AUSTRIA - The Austrian pension market could be boosted by up to 100,000 new pension scheme members with the cabinet poised to consider a draft to set up a pension fund for civil servants.
The plan to start a pension fund for civil servants comes within the government’s broader scope of pension harmonisation, explained Hermann Feiner of the Gewerkschaft Öffentlicher Dienst, the public service union.
Feiner explained that “Beamte”, civil servants, have not yet been allowed to join the developing pension market, while a part of the public employees, with fewer privileges, has joined the Bundespensionskasse, BPK.
The framework of regulations to start the civil service pension fund is still to be established, Feiner explained. “This is an aspect of many aspects in the pension fund question.”
The Cabinet could start working on the plan in early October, but it could be months before a draft is presented to parliament.
“The questions at the moment is - how the parliament sees this, when the pension fund would be allowed and how the civil servants would like it,” he said.
“There are still so many questions to be dealt with,” he said.

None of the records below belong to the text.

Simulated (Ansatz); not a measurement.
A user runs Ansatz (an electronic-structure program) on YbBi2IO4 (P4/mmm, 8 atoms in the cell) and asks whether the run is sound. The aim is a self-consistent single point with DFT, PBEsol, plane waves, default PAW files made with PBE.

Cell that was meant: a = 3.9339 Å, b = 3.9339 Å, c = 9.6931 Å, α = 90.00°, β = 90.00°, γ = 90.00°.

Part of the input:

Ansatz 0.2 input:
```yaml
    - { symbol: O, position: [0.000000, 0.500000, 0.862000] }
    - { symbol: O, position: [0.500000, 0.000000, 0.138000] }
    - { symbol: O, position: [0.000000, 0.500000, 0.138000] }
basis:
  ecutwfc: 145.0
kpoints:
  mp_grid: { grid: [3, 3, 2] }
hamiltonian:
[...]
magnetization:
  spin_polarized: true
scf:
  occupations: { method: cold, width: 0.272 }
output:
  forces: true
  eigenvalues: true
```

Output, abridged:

Paul Kocher, head of the BPK, agreed it was still early days to gauge the effect the new pension arrangement would have on the market. But he added that if the system changed, between 50,000 and 100,000 people would be joining a pension fund, possibly the BPK.
At the moment the BPK has a capital value of about 30 million euros and about 40,000 members.
Robert Hau, head of continental Europe at Bank of Ireland Asset Management, said a new fund for civil servants was “a big challenge” for asset managers.
“This process will not happen overnight. I think public employees funds could come into existence in two, three years and there will be a big opportunity.